HC Deb 27 November 1991 vol 199 cc913-8 3.30 pm
Mr. Ivor Stanbrook (Orpington)

( by private notice) : To ask the Attorney-General if he will make a statement on the steps that he intends to take to prevent the wholesale breach of the Sunday trading laws by Tesco, Asda and Safeway stores.

The Attorney-General (Sir Patrick Mayhew)

Parliament has placed on local authorities the primary responsibility for enforcing the provisions of the Shops Act 1950. Two ways are open to them: they can prosecute traders or they can ask the civil courts for injunctions ordering traders not to break the law laid down in those provisions.

Local authorities and others have asked me to take action in the civil courts because of the present uncertain state of Community law, which has recently been acknowledged by English courts, including the House of Lords. They say that this uncertainty impedes the ability of local authorities to get injunctions from the courts, and that to go to court puts too much of their money at risk.

The Community law point is this: defendant traders have been arguing in English courts that the provisions of the Shops Act are not compatible with our obligations under the treaty of Rome. They say that the provisions breach article 30—the free trade article—and are no longer part of the law of England. It follows, say the traders, that injunctions forbidding them to breach the provisions should not be granted. Both the House of Lords and a lower court have referred the relevant questions of Community law to the European Court.

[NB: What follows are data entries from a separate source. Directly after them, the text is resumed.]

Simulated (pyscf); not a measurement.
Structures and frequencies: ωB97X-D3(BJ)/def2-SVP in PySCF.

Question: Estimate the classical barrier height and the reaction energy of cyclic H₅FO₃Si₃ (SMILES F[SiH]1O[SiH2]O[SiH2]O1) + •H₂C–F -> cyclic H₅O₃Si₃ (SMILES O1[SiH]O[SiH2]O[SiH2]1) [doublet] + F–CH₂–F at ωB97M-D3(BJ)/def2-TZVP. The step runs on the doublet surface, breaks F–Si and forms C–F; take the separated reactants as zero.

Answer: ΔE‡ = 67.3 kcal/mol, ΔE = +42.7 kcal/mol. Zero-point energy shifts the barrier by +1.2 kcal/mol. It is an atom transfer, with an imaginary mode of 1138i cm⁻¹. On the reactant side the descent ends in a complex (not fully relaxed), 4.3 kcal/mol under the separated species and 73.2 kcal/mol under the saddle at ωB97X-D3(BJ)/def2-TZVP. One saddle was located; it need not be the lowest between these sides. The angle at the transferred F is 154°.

Meanwhile, the English courts have made one thing clear—that any authority applying for an interim injunction will have to undertake to pay the trader's resulting losses if it loses the case in the end.

It remains the responsibility of local authorities to decide their own course of action.

For my part. any decision that I now take is my sole responsibility as Attorney-General, and not a decision of the Government. On the other hand, matters of political policy are not for me but for my right hon. Friend the Home Secretary. If I were now to bring civil proceedings, I should have to bring a very large number of actions, and those would be no less affected by the Community law point. I believe that in those circumstances I, too, would have to give undertakings as to damages.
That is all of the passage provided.